Opening Remarks by Haruhiko Kuroda
President
Asian Development Bank
At the European Commission
10 March 2008
Brussels, Belgium
I. Introduction
Distinguished guests, ladies and gentlemen:
I am honored to be here today to open this important conference on European and Asian Integration: Achievements and Challenges, jointly organized by the European Commission and the Asian Development Bank.
Asia’s export-orientation continues to be the foundation of our economic success, giving rise to an obvious and quite natural gravitation toward regionalism. In fact, we expect economic cooperation and integration to be a key pillar of Asia’s future development strategy as we move deeper into the 21st century.
China and India’s increased openness, their vast domestic markets and rapidly expanding productive capacity will continue as major drivers of the region’s growth. Coupled with cooperative efforts of ASEAN, the expanded ASEAN+3 and the relatively new East Asian Summit process, we have seen intraregional trade and cross-border investment expand rapidly. In the decade since the Asian financial crisis, there has been greater cooperation in linking financial systems and calls from several quarters for regional exchange rate stability. These palpable moves toward integration have placed regionalism-and regional initiatives-high on the list of national priorities and, in some cases, mainstreamed in national agendas.
Market-led regional economic integration in Asia has deepened as production networks have grown. And it will continue to do so as Asian governments increasingly nurture the trend. Before I set the stage for today’s discussions on financial stability, macroeconomic interdependence and Asian regionalism in general, let me briefly touch upon the evolving relationship between our two regions, Asia’s economic prognosis, and the risks we see in the immediate months ahead.
II. Europe and Asia: Growing Ever Closer
Although our discussions will be primarily about the process of integration within our respective regions, in many ways Europe and Asia are also closer today than ever before. And it is not simply due to reduced structural distances caused by high-speed infrastructure, financial mobility and globalization. There is a very strong, and growing, cultural element as well.

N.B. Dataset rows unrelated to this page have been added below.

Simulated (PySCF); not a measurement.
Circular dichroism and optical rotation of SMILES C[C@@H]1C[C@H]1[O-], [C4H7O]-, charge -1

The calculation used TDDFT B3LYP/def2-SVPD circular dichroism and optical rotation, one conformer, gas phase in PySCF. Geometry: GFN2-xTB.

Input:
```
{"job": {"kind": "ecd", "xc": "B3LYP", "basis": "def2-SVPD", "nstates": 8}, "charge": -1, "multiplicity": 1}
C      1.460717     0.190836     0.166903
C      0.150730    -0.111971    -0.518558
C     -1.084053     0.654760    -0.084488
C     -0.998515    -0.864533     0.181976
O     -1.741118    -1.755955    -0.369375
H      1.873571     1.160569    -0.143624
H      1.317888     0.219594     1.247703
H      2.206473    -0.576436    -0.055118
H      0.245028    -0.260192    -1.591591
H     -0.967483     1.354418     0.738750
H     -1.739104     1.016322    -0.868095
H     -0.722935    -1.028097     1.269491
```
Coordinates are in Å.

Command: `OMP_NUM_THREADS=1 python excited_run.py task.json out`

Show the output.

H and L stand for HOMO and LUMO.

As our societies meld in tandem with our products and services, contact between cultures expands. Tourism has increased dramatically over the past decade. Twenty million Europeans visited Asia in 2005, 70% more than in 1995. And two million more Asians visited Europe in 2005 than a decade earlier, a 42% increase. While more Europeans practice martial arts, Asian football has become world class. The arts, both classical and popular, whether from Cannes or Bollywood, cross our regions’ borders more fluidly. And of course, food is the great equalizer: as Chinese restaurants spread out across Europe, it is not unusual to find Asians savoring European dishes. Even the European “Spaghetti Bowl” of free trade agreements has been seamlessly translated into an Asian “Noodle Bowl” of FTAs.
As Asia continues to diversify its export markets, our economic contact intensifies. Total trade between Asia and Europe nearly doubled between 2000 and 2006-to almost $1 trillion, with Asian exports to Europe growing at nearly the same pace as European exports to Asia. Asian portfolio investments to Europe grew 90% from 2001 to 2006. And European assets invested in Asia more than tripled over the same period-both to more than $1 trillion. Given the current global climate, it is unlikely these trends will change.
Our two regions have much to share. We both follow an incremental step-by-step, pragmatic approach to integration. And while Asia lacks the grand-plan for regionalism as you have in Europe, the European Commission and ADB can effectively work together and use our distinctive expertise to add value to economic cooperation and regional integration more generally.
That’s why we were so pleased to note the great interest shown by several European scholars in preparing our study on the emergence of Asian regionalism. The book-to be launched at the ADB Annual Meeting in Madrid in early May-includes several important contributions from European colleagues. Our study team welcomed the excellent comments it received when it visited here last September. Today we will discuss some of the results of that study, in particular on financial market integration and macroeconomic interdependence in the context of the current global economic situation.